In your multimeter I hope you have a fuse like SIBA's DMI type 50.199.06 10 amps, 10mm diameter 38mm long: which can break 30 kA at 1000 volts AC/DC if you connect meter on amps to busbar volts. To paraphrase a Russian joke, replacing the fuse and [maybe] meter is inconvenient BUT you do not DIE. The same 10 amps 10x38 size SIBA type 50 179 06.10 gives 200 kA breaking capacity at AC 660 V. A 35 mm DIN rail fuse holder for one 10x38 is 78 high x 18 wide x 61 deep.

A fuse does not respond to voltage spikes. If it wears out it will open circuit safely. A good fuse is made of ceramic and metal, it will not burn. High break capacity HBC Fuses are well proven that an up-stream fuse 1.6 times current rating of downstream fuse will never blow first. If you consult with a quality manufacturer, you will probably find that their fuses of same type will ensure 80 amp will blow before 100 amp. Of course a fuse blow can leave a 3 phase circuit "single phasing" but few control circuits are 3 phase and motor control type overloads with single-phase protection are easily available. Fuses under short-circuit faults will usually let through less energy than MCBs, potentially limiting the damage at the point with fault.

MCBs

A [slightly bigger than above fuse holder] DIN rail MCB with 18mm/pole width will give 16kA maximum breaking capacity Icu [only at AC 230/400V], but the "small print" in the standard tells you it was only type-tested for 3 breaks at maximum, so if you know it is breaking the maximum and you do not have test gear to prove it is OK you throw it away after 1 fault break, just like a fuse. Just to be clear, the Ics service S/C breaking current does not have number limit.
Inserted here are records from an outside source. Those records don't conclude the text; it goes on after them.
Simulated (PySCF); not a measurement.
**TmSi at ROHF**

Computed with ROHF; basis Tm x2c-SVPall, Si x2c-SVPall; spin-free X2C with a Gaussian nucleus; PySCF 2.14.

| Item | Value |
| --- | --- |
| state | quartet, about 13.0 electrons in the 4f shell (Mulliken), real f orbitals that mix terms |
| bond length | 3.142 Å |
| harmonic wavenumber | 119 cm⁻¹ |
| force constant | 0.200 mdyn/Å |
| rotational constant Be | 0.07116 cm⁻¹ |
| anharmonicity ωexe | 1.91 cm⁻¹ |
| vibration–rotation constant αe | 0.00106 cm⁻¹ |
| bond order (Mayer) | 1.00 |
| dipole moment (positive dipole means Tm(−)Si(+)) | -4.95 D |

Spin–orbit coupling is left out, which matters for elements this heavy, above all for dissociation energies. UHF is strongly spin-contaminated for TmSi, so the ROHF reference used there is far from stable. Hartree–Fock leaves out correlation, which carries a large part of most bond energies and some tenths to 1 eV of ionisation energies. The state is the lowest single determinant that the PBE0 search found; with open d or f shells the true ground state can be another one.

A breaker may have electronic [especially if residual current break RCBO] circuits and max. spike withstand of 1 kV 8/20 microsecond - much better if all electro-mechanical.

A worn/old MCB may not trip on fault or may trip but sit with internal arc. It is made of plastic and can burn & start a fire. Documentation I have seen for MCBs indicates you have to have 30 amp MCB upstream of 10 amp MCB to be sure 10 amp trips first.

Finding the problems and Fixing them

  1. You write that you think that MCBs are tripping because they are sensitive to spikes coupled from cable to cable. Have you proved this by finding the MCB with most trips , re-cabling the circuit with a cable separated 300mm from all other cables and that stopped the trips?
  2. You have not really explained the problem. a) Is it final circuit MCBs that trip or those feeding other MCBs of lower rating? b) Do all MCB distribution boards, have trips or just some? c) Just a certain make or rating of MCBs that trip?
  3. Considering the greater ratio of upstream to downstream current rating required for MCBs, have fuses been replaced at some time by MCBs of same current rating without thought to short current peaks of normal operation?
  4. Have you identified each MCB that tripped and how often? Much better to tackle the worst one and fix it than apply to all a "solution" that may not fix any.
  5. You could try replacing the "worst MCB for trips" with fuses. This will show if the fuse vs MCB idea works [so long as you take enough time for MCB trip to have been expected].

I once investigated an electronic governor for trips caused by its output signal relays being connected to relays without diode spark suppression. For testing, an unsuppressed relay coil was connected to the governor contact as normal, but coil switched on/off by an external relay once per second. The voltage on the coil was monitored by an oscilloscope. Each break caused a burst of fast spikes [negative change very quick] ramping up in voltage from first to last: first a few hundred volts, last as much as 2.5 kV. It was noticeable that most of the spike bursts were small in amplitude/duration with no effect, but one in 50 or 100 was massive and caused a trip. It was found that 1) all the coil wires of the row of governor internal relays were loomed up by cable ties with all their contact wires which went to plant relays - bad practice for RF/spike isolation by the relay 2) The governor's "I am failed" output relay was normally energised, de-energised = trip the set. 3) the coupling via collector- base of trip relay drive transistor and the loomed-together relay wiring was enough for a negative spike to charge an 0.1 microfarad base to emitter capacitor of that drive transistor to -7 volts turning it off. 4) The drive resistor to the transistor base was such that it took ~20 ms to pull the base positive again after the spike, this was enough for the governor's trip relay to de-energise. Thus a capacitor intended to make the trip output insensitive to spurious short trip states within the governor was the cause of tripping by an external spike!

This governor was tested to Military Standards for immunity to electromagnetic interference EMI. So be warned, most equipment and control panels are not as well constructed to stop EMI as they should be. If you do not tell a builder to keep certain wiring runs or input/output separate, all wires will be mixed together!

This, to me, the 1 in 50 big spike, explained why it was so difficult to relate any particular switching event in the installation to a trip. Since most switchings occur during start or stop the easiest way to limit the possible causes of trip is to have an alarm/trip system that records the time of start and time of trip. Modern SCADA systems can do this [but if you have multiple independent systems you may have to search all SCADA records for events simultaneous with a trip - having all their clocks matched helps, else you have to compare clock times and adjust your search time.